Pioneer brewers Morton Coutts and John Beck were recently awarded the New Zealand Distinguished Biotechnologist Award for their contribution to the development of biotechnology.

Both men were instrumental in the establishment of continuous beer fermentation, which began on a commercial scale in the mid 50s, Coutts working for DB and Beck for NZ Breweries. The normal process of brewing beer is by batch -- the raw materials, such as hops, are added at the beginning and the beer is harvested at the end. But with the continuous fermentation process, the brew is regularly replenished with raw materials, and beer is continually harvested -- saving on labour, time and equipment.

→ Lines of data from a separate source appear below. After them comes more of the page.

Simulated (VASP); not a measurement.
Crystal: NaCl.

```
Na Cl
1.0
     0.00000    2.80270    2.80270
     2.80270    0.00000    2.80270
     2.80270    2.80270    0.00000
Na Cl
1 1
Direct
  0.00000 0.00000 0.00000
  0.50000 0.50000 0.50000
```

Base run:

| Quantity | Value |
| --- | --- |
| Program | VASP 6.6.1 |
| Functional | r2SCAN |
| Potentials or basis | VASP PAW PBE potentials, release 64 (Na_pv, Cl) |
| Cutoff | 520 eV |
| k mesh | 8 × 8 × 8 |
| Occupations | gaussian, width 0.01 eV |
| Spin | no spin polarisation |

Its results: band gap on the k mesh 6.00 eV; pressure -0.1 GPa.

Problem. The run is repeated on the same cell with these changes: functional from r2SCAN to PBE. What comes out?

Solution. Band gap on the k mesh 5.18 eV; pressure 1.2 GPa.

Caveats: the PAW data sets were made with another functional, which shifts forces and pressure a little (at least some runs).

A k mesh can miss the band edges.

Coutts took over most of the business operations of his family's brewery in 1918 at the age of 15, and in the 1930s he began to branch out from what he had been taught. A few years after chemist John Beck had joined NZ Breweries' laboratory staff in 1953, the company entered into an agreement with DB, allowing it to use technology that was integral to continuous fermentation.

A pilot plant in Auckland was the next step, and by the 1960s, 80% of New Zealand Breweries' beer was made using continuous fermentation.

"When people question whether (continuous fermentation) is successful or not, the volume output and quality just indicates that it was very successful," Beck says.

New Zealand Breweries closed its last continuous fermentation plant in early 1989. Progress in stainless steel fabrication technology and hygiene systems meant that very large batch fermenters could economically compete with continuous fermenters.